Building a joint information service for Open Universities in Finland - the SUVI project

Jussi Hirvonen*
University of Helsinki, IT department
Finland

Abstract

The ambitious goal of building a joint information service for all 19 open universities was realised within schedule.The service (http://www.avoinyliopisto.fi) has been functional since January 1998 in Finnish, Swedish, and parts of it also in English. For public, it offers information on Open University education. The main attraction is the course database, which contains up to date information on all Open University education in Finland. It also provides intranet-services for the staff.

Introduction

Open Universities offer higher education to all, and have always had interest in finding new and efficient ways of informing potential students. Internet seemed to be just the right tool for them. The number of students at Open Universities also grew from 39000 in 1990 to 75000 in 1997, partly because government increased Open University financing as one remedy for record high unemployment. Finnish Ministry of Education was at the same time engaged in networking all educational institutions as a part of a national 'Information Society' program. In 1997, it launched a project to build a joint information service for all the Open Universities, and 21.1.1998 the service was opened.

This paper presents this SUVI project. Finnish Open Universities are briefly described (section 2), as necessary background information for the project's basic ideas, goals and organisation (section 3). The services are briefly described (section 4) and technical solutions are summarised (section 5), with a more detailed discussion on/of the core application.

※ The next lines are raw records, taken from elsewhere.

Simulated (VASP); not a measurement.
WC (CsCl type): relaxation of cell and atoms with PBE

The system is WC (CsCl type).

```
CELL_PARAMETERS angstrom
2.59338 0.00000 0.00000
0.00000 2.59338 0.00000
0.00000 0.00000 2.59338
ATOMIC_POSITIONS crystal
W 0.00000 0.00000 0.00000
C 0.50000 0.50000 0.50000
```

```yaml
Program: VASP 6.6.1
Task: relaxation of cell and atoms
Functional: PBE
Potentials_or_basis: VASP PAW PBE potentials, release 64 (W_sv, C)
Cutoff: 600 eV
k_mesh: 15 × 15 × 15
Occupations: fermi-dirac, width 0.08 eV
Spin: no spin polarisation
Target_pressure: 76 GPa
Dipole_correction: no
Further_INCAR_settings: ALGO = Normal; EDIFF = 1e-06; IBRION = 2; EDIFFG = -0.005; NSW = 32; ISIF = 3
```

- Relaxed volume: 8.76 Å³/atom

2. Open Universities in Finland

Open University of Finland is not a separate educational organisation. Nineteen universities have an Open University department as a special unit, and they offer education in the fields of study available within the university in question. Anybody can participate in Open University courses, regardless of age or educational background, and teaching is to be offered at cost prices. The university departments are responsible for the teaching, syllabus and requirements of the courses. Open University organises the courses, selects the students, and awards and records their study credits. It is possible to take basic, intermediate, and even advanced level studies at the open universities, but no degrees are granted. However, the study credits at Open University are transferable, if the student is admitted into a regular university.

3. Planning and implementing SUVI

The Open Universities were keenly interested in "using the web", and 1996 they had more or less advanced web pages, providing basic "one way" information for students. They were also exploring the possibilities of the web for learning, usually as a supplement to traditional classroom teaching, using tools like newsgroups, discussion groups and email to add some interaction. In some of them, the possibilities of fully or partially net-based learning were explored, and for a good reason. Time (mostly night classes) and distance (courses are usually organise in various locations around university cities) were all too familiar problems for both the staff and the students.

Open universities are however administratively tied to the practices and back office systems of the respective universities. The growing number of students and potential students did not have a single entry point to this spontaneously growing labyrinth of web sites. Representation of the information was diverse, standard user interface or truly interactive guidance services were not available.

Defining the project

The visions of a Virtual Open University, web-based learning, student guidance services and lifelong learning needed a common strategy, and in fall 1996 Ministry of Education commissioned a plan to provide it.

The main task was to provide a strategy for a Virtual Open University in Finland. The essential idea was to promote co-operation and co-ordination as widely as possible, and at the same time build a joint information service for open universities. In defining the design goals and requirements, two ideas were taken as a starting point:

(1) In a relatively short time-span, it is not possible to design a complete integrated information system for Open Universities. Therefore, some basic services should be identified. These services should provide real value to the users, both students and staff of the Open Universities (teachers, www-editors, and administrative staff.

(2) The project should be organised so that several Open Universities can participate in it; the enthusiasm and interest by the content providers was regarded as a valuable resource. Development time should be minimised; the system must however, be scalable and as modular as possible, so that new features can be added without difficulty. Teamware services (e.g. discussion groups, e-mail, collaboration tools) should be made available from the start.

The SUVI-team and the overall progress of the project

The project was launched in spring 1997, and its overall progress is outlined in Table 1. The project was completed within schedule, and in retrospect two factors made that possible. The task was narrowed down to a realistic but useful joint information service. We also succeeded in organising the project from the start so, that content providers had their say all the way through the application development phase.

The project team worked (and still does) in five different locations in four cities. University of Helsinki is responsible for coordinating the project, the editorial staff of the web pages and for the development and maintenance of the system (IT-department). University of Turku produces materials for Student guidance-section and gives online tutoring. University of Tampere is responsible for stakeholder coordination and University of Oulu has been doing the evaluation of the site. This network-model for the project team was a major challenge, and teamware services were provided just in time in summer 1997. These services made it possible to maintain technical documentation "on-line and in real-time". Although this paper discusses mostly the tasks of the technical team (1997-1998 two persons), it should be emphasised that a major part of the work was done by the content providers. The evaluation and analysis of user feedback of all user categories provided valuable insights in the application development (for a review, see Tuomela (1999)).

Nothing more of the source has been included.